London has a real problem with thieves targeting keyless cars

If you own a new car, there's a good chance that it features some form of keyless security. Whether it helps unlock your car or lets you start it with the push of a button, it makes driving all that bit easier. That's unless it's the reason your car gets stolen. Police forces all over the UK are reporting a rise in keyless car thefts, but a new report released by the Metropolitan Police today suggests that it now accounts for over a quarter of all vehicle thefts across London.

According to the Met, 6,283 cars and vans were pinched in the capital last year by crooks without the owners' key. That works out at 17 vehicles a day. Gangs reportedly use devices (which are originally intended for mechanics) that "bypass the vehicle's electronic information as the owner locks it" or are physically breaking into cars to gain access to their OBD port, which then allows them to download the car's information and imprint it on a new key in no time at all.

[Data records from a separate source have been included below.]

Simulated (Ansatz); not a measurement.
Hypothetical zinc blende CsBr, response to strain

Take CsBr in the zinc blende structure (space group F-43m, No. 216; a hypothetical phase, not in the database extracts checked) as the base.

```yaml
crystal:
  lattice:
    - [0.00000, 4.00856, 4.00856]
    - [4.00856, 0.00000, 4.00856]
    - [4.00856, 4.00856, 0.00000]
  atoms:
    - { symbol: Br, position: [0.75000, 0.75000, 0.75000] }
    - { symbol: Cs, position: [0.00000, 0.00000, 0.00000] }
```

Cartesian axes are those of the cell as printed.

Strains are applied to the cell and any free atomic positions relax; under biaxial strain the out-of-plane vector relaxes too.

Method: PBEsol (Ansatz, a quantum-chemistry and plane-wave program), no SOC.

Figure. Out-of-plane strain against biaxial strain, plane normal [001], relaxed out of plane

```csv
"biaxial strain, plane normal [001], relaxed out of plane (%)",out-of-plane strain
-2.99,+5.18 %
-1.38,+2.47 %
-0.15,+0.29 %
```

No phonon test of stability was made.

Ford Transit and Mercedes Sprinter vans were the most-targeted commercial vehicles, with Ford Fiestas and some luxury BMW and Land Rover models also high on criminals' hit lists. Those models alone accounted for 70 percent of all cars and vans stolen without the original key -- a worrying statistic for some car makers. Redbridge, Newham and Havering were the most popular keyless hotspots.

Thieves are targeting vehicles in London and then driving them to surrounding counties where they can be stripped down and shipped abroad to places like Africa. To combat the rise in high-tech crime, police have launched Operation Endeavour, a new initiative that will see officers begin carrying out roadside checks and performing covert operations to identify and prosecute the people behind the raids.

The Met recommends that Londoners "protect their vehicle like they would their home," which equates to adding more security measures to a keyless car. If you own one, then you should apparently look to invest in a steering lock, an OBD lock, park your car in well lit areas (crimes peak between 10pm and 4am between Sundays and Thursdays) and consider getting a tracker in case it's stolen. Not much then.

The police aims to reduce keyless crime by up to 20 percent by 2016. It's already working with car manufacturers, who want laws passed to stop tools reserved for workshops and car repairs from getting into criminals' hands. Given how fast technology evolves, it's a tough ask, but you might be able to deter thieves with a few additions of your own.